Post 1: Am I A Good Writer?

Asha Oommen
Writing 150
Published in
4 min readJan 13, 2022

Writing is not my strong suit. Growing up in school, I always excelled in STEM courses. I was the kind of student who never payed attention in my Calculus class, yet managed to ace every test I took. Math and science came naturally to me. I didn’t need to study, or go out of my way to understand the course material because I already found it to be easy. My english classes, however, were a completely different story.

I’ve always struggled to express myself through the use of words. As an eighteen year old girl living in the twenty-first century, this seems like a skill I should have mastered by now. We speak and write everyday, yet I still find myself struggling to practice these mundane forms of communication. I’m not eloquent, and I find it difficult to use complex sentence structures and lyrical language. It just doesn’t come naturally to me.

Considering all my struggles you would think that I would choose to study a subject with the least amount of writing. Well, think again! I’m studying Cinema and Media studies which is a major that requires an intense amount of film analysis typically through the form of essays. In the fall semester of 2021, every single one of finals was in the form of an essay. Lucky me!

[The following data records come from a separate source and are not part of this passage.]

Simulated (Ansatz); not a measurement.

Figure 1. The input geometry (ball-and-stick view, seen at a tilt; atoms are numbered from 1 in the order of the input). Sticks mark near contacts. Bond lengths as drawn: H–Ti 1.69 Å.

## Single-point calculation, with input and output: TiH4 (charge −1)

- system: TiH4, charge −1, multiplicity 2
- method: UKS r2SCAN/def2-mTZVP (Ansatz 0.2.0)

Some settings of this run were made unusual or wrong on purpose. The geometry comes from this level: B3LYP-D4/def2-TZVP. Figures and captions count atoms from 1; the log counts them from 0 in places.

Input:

Writing is something I haven’t been able to escape. I’ve been forced to face it time and time again. As time went on, I found myself experiencing a strange shift in my perspective on writing. I realized that it wasn’t the exposure of my thoughts and ideas that I dreaded when confronting an essay, but the way in which I was expected to communicate those concepts.

Throughout my time in school, I’ve been expected to write essays in an academic manner because it was considered “proper” and “right.” There was an expectation that the only way I was able to prove my intelligence was by exhibiting beautiful prose and using big words. This was a weakness of mine that I thought would hold me back in my academic career.

My roommate is a very talented writer. She is so talented that she even wrote an entire book in high school (go check out Confessions of an Adolescent by Kassydi Rone). Kassydi is so good at writing that even my parents asked me to have her proofread each of my essays before turning them in to my professors.

I remember one day I had a cinema paper due about the film Persepolis, and I asked her to proof read my essay before submitting it. Before handing her my paper, I warned her that “I’m a terrible writer” and that my essay was probably no good. After reading my essay, she turned to me and said that my perspective was very unique and that most people would have not noticed the details that I included in my analysis. When I argued with her claiming that my essay was not written in a lyrical format, she told me that that aspect of writing is not what makes a good writer. My words were easy for my readers to understand, and my ideas were communicated in a more efficient manner.

Essentially, the idea is that you don’t have to be a good writer to be a good writer. This probably sounds confusing when first reading it but let me explain. In Vershawn Ashanti Young’s “Should Writer’s Use They Own English?” he touches on the idea that writers shouldn’t be expected to write in the “standard language ideology.” They should be able to speak in their own dialects, and not be expected to stick to “academic” conventions.

When I realized that writing doesn’t have to be restricted to these expectations, I began to actually like writing. I became less worried about how my words sound, while focusing on the actual content of my discourse. I have so much to share and many ideas that I want to communicate and it’s easiest for me to do so in a space where I feel free to write how I feel.

After learning that breaking away for those academic expectations was acceptable, I began to actually enjoy writing. I realized that I have important things to share with the world, and that I shouldn’t hold myself back because of the doubts instilled in my mind. The removal of those conventions creates a space in which writers feel free to express themselves in ways more authentic to their identity. Not only does this benefit the writer, but it also gives the readers a better understanding of who the author actually is. This is something I try to keep in mind while writing, as I attempt to apply this new perspective to my work. I try to remember that writing is more than just words on paper, but power and voice behind them.